Church Planter, Pastor
As Hezekiah left town several young people came begging him to stay. They informed him that they expected him to be their pastor after he baptized them. He said “If I return, your prayers will bring me back.” As he rode his horse away he proceeded some 18 or 20 miles and the words of Scripture weighed on his mind, “Strengthen ye the weak hands, and confirm the feeble knees. Save to them that are of a fearful heart, be strong, fear not: behold, your God will come with vengeance, even God with a recompense; he will come and save you.” Realizing the leadership of the Lord he turned his horse back to Haverhill. The Baptist Church was then organized on May 9, 1765. Hezekiah continued as the pastor for 40 years.
He was born April 21, 1737 on Long Island, graduated from Princeton in 1762 and in 1764 moved to New England. In Haverhill he began preaching at the Congregational Church but his Baptist convictions would not allow him to stay.
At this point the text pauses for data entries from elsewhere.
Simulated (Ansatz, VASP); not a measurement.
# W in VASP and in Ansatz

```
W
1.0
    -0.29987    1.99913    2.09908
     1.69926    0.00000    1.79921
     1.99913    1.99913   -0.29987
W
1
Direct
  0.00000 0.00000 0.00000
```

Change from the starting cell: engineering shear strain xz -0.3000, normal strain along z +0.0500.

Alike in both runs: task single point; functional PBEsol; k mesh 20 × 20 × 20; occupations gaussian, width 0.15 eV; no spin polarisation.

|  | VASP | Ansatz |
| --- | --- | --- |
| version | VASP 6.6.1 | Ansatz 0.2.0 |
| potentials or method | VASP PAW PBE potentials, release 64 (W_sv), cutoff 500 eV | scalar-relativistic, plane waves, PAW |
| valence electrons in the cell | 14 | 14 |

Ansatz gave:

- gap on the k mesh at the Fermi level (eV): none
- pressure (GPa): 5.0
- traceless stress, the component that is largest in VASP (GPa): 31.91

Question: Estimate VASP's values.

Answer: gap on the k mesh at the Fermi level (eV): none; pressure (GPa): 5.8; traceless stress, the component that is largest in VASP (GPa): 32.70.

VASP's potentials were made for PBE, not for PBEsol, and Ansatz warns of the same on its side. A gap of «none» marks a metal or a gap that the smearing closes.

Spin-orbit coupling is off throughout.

The Baptist Church he started had a great heart for missions. He would set out accompanied by a few of the members of his church and preach in outlying areas of New Hampshire and Maine. On his return he would gather the Church and tell them of the blessings of God. Those Baptists who lived in outlying areas were brought into membership with the Church until sufficient numbers could be gathered to organize a church in their area. Thirteen churches were established by the labors of Pastor Smith and his congregation in Haverhill.
He served during the Revolutionary War as a chaplain and had close ties with General Washington. His heart was at home though and he returned to his congregation as soon as he was released.
After preaching from John 12:24 he had a stroke, and one week later, on January 22, 1805, he passed away. Baptists in the New England area owe much to this man’s ministry.